On the other hand, the music literature class I took that summer
was a real eye-opener. It was taught by the great Hermann Herz, of Johannesburg, South Africa who somehow, despite his skill and accomplishment, ended up at Potato State, primarily as the conductor of the Orchestra, but also pressed into teaching from time to time. And I netted him my first term!

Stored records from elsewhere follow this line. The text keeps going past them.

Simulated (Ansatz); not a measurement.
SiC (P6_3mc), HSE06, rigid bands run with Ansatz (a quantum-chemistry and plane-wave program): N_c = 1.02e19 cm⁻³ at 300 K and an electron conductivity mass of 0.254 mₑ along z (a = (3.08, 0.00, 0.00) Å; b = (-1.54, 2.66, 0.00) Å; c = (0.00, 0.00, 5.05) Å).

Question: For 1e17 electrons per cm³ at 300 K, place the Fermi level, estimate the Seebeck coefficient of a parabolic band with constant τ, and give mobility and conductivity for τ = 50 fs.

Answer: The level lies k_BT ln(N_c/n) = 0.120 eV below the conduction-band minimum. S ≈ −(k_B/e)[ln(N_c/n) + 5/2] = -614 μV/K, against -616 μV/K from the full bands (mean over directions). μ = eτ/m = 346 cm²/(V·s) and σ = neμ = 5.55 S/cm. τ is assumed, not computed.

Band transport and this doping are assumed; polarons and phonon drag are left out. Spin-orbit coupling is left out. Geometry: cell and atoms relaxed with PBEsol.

I loved that class. It was a lecture hall affair, with perhaps a hundred students in attendance. We congregated in the main theater of the Performing Arts Center, Herz always dressed to the nines, holding court next to the grand piano center stage. It was quite mystical under the dimmed house lights. Best of all, the summer was getting off to a blazing start. That of course meant there would be a barrage of cheesecloth and nipples. Indeed, I remember the first day of class, one buxom hippie chick wandering in from the dorm across the street, bedecked in a thread-bare bikini. 
Oh là là...

And it was a whole new crowd on campus, my eyes glazing as I gawked. Protests against the war, beards, goatees, pony tails on men, Students for a Democratic Society, marching at the local draft office downtown at the Post Office (which housed the Selective Service in those days), closing the bridge with human chains, granny glasses, not a brassiere to be found anywhere on campus, pot, study, debates...and of course, Crowley. He had more aficionados then. In that music class, I also met Cindy, with whom I would continue to attend my first two years of Spanish classes. Man, she was so cute, petite, blonde hair, coiffed into a sort of bowl haircut. I was so enamored, but could never really get her to notice me.


But back to the P. A. Center. I so anticipated every class day. For here it was that Bach's Brandenburg Concertos and various Mozart sonatas found me. Right away, my very first term in college! And Herz was such a scream, with his peculiar South African/German accent and way of viewing the world.

At the end of the quarter, Herz announced that we had accomplished everything we were supposed to, and had a free day left over. How should we make use of it?

Well, all throughout the course, Herz had played little snippets of Mozart's Piano Sonata #16 in C Major, just enough to titillate, but never more than a dozen measures at a time. I had had it with this musical blue-balls! In answer to his question on what to do the last day, I raised my hand, the lone one in the crowd, and proposed he play the entire thing, start to finish, as it was intended to be heard. Herz gasped. Among his hemming and hawing, he watched my face and detected I was in earnest, almost pleading, for indeed I had fallen in love with the piece and wanted to hear it performed by a real human being on a real piano in a real recital hall--a phonograph record is little more than a thick, latex prophylactic, designed to protect only and never offer sensation. After a little hesitation, he agreed, indicating he'd have to stay up all night rehearsing.

The following day, the last session of my first term in college, I heard the Mozart
Sonata in its entirety. Here's a YouTube link to refresh your memory of how sweet it is:


It was one of the most glorious incidents in my life. And as if to make it even more magical, Professor Herz donned a tuxedo when he played for us that day. I felt like he dolled up just for me. My love of collegiate life began then and there.

I had found my profession at last: simply learning new things and exploring the world. Not a very good way to become financially secure, but infinitely more rewarding. And of course, the hippie chicks swirling around only added to the appeal of this new awakening. I rather liked the Age of Aquarius.